June 24, 2020 By fiona

Which brings me to the last painting in this Town House in Lockdown exhibition. It’s by James Mackinnon and it’s an appropriate one to end with as the very first piece of East End art I encountered was by James. It was a long while ago in 1994 and ‘London Fields East: The Ghetto’ was an exhibition at the Museum of London and the memory of peering in through the windows of that extraordinary model of Ellingfort Road in Hackney stayed with me for a long while afterwards. The street was due to be demolished, but was being occupied by squatters at the time, many of them artists.

So, as my journey with East London art started unwittingly with a piece by James Mackinnon, it feels fitting that this lockdown exhibition should end with his Tower at Night, London Fields from 2012. It was the last in a series of paintings of the area around London Fields where he used to live.

To me this has that magical sense of a perfectly still night, that beautiful moon shining, not a breath of wind, like some of the beautiful nights with a spectacular moon we’ve had in lockdown. No cars out, or people walking around but the sense that people are still there in a multi coloured patchwork of urban life.  When I stood in the gallery and looked at this painting I wondered what it would look like if someone switched those lights off….

As soon as lockdown started, I really wanted to to cycle into central London to see it as I’d never seen it before. I expected to find it rather beautiful, the buildings, uncluttered by hordes of visitors, finally revealed in all their glory. Instead I found it very sad, depressing even. The doors of St Paul’s were tightly shut with no one on the steps, just one other cyclist there having a look. Unlike this painting there was no lit window to reassure me that there was someone inside, that life was carrying on as normal. This was very definitely not normal and it made me realise that beautiful as they are, these city landmarks are made by the presence of people. The loss of that same buzz of visitors that I’ve noticed in my empty shop is magnified many times over looking at a tightly shut and desolate St Paul’s.

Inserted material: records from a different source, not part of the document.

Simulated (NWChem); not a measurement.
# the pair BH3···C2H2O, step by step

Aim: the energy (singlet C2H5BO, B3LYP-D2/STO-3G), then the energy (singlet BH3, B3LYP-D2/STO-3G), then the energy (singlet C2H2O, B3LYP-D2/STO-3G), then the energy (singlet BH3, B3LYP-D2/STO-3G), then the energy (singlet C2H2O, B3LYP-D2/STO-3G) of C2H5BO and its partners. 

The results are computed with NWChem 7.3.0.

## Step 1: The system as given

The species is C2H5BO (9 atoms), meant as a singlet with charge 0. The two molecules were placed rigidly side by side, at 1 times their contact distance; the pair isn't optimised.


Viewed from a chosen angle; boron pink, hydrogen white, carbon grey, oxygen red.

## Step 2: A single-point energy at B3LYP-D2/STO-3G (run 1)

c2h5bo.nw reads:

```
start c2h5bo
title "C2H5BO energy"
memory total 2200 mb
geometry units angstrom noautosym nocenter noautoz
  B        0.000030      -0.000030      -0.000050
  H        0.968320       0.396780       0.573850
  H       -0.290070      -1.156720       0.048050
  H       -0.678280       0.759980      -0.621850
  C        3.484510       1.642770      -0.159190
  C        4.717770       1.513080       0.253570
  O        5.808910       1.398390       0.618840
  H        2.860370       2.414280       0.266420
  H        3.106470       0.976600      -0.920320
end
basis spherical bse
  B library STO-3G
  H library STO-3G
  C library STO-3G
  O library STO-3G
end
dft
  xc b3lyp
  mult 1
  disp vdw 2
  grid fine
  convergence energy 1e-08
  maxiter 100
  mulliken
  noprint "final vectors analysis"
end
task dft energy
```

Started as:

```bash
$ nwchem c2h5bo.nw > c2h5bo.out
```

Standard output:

Which brings me back to Doreen’s Mile End Park. I’ve realised that because it doesn’t look like a city view, I don’t feel the need to find people in it, to see life going on behind the façade; it feels rural rather than urban. It’s the city views that need people, without them they are sad, just as central London has been sad in these terrible last weeks.

And that’s what I’ve taken from hanging these paintings together here: yes, East End art is about the buildings and the loss of them, the shops and markets, the poverty, even the beauty, but more than anything else I’ve realised during lockdown it’s about people and it’s about community.

 

You can see the video of the whole exhibition here:-

https://youtu.be/OOtTDzI115o

Filed Under: Blog

Town House in Lockdown 5: Doreen Fletcher

June 19, 2020 By fiona

Living close to Peri at the same period was Doreen Fletcher. In fact, they knew each other as both were part of the same community of artists in the 80s although their work and whole approach to it was very different. Neither were born East Enders and whereas Peri seems to have taken a while to respond to it emotionally as a subject, Doreen knew when she arrived that she had to paint these dilapidated streets that were under threat before it was too late.

Mile End Park at Twilight was painted in 1983, shortly after Doreen’s arrival in the East End and the gasometer looms over the terrace in Cooperfield Road, illustrating the fading dominance of industry in the East End. It was the target of many bombing raids during the war and its position in the midst of the maze of little streets caused terrible bomb damage, which eventually led to the plans to re-develop the area long after the war. Here the terrace sits, awaiting its fate, shuttered and secured to prevent squatters and vandals.

Doreen is an optimist at heart though: she could have shown the buildings derelict as we saw in Peri Parkes’ painting and the palette could have been much gloomier. Instead Doreen has chosen to paint the scene at sunset, with a glorious multi coloured sky and a hopeful burst of light in the distance. And although we don’t see them, we sense there are still people inside: windows are lit and the street lights are shining, negating the effect of the dark and shuttered terrace.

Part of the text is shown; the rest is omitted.